Religion in Public – A Seminar with Sally Promey and Rodrigo Toniol

10 March, 2025

19 March, 13.15-16.30

Janskerkhof 13, 006

Sally Promey (American Studies and Religious Studies, Yale University)

What Kaʻahumanu Taught Me: Kawaiahaʻo Church, Material Establishment, and the Limits of American Display

The public display of religion has been fundamental to the shape of the American state. Two case studies, Kawaiahaʻo Church in Honolulu, Hawaiʻi, and the so-called Peace Cross just outside Washington, D.C., show how “material establishment” has situated White Christianity as its default, a technology of nation formation that certifies the legibility of some cultural forms and disqualifies others. While display prevails in national aesthetic practices, it has distinct limitations: it does not know how to behave when sacred spaces require privacy, when “vacant” space is nonetheless already filled, when something “concealed” is not awaiting discovery but already at home.

Rodrigo Toniol (Department of Anthropology, Federal University of Rio de Janeiro)
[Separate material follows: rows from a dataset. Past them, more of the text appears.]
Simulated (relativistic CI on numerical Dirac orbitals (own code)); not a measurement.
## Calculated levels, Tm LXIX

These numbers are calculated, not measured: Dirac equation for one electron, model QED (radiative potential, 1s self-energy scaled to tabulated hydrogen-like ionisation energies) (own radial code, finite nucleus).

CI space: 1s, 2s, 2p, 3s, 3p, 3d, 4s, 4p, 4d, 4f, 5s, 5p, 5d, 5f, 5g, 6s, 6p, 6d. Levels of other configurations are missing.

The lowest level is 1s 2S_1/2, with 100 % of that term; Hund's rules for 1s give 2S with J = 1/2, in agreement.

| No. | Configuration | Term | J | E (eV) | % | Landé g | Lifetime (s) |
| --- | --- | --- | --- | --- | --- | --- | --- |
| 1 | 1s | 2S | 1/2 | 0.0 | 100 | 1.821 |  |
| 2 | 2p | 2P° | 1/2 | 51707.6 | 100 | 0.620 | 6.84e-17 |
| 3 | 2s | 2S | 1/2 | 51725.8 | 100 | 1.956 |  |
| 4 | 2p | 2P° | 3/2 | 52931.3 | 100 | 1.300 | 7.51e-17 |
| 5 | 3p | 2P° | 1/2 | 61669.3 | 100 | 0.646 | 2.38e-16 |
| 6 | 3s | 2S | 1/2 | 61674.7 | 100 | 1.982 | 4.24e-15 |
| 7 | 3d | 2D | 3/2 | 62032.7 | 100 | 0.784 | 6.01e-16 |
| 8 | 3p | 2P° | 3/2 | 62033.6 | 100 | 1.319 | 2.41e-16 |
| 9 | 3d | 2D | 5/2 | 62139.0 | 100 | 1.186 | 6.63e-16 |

Sacred Landscapes: How Religion is Rewriting Brazil’s Public Space

This talk examines how religion, power, and national aesthetics intertwine in Brazilian public space, where Christianity—especially Catholicism and, more recently, Evangelicalism—shapes visibility and what is recognized as legitimate religion and culture. It focuses on three cases: the Christ the Redeemer statue, Bible squares in urban spaces, and the planned Terra Prometida theme park in Rio de Janeiro. These cases reveal how religious transformations reshape urban landscapes as Evangelical aesthetics increasingly contest Catholic dominance, blur the boundaries between sacred and civic space, and challenge Brazil’s secularism.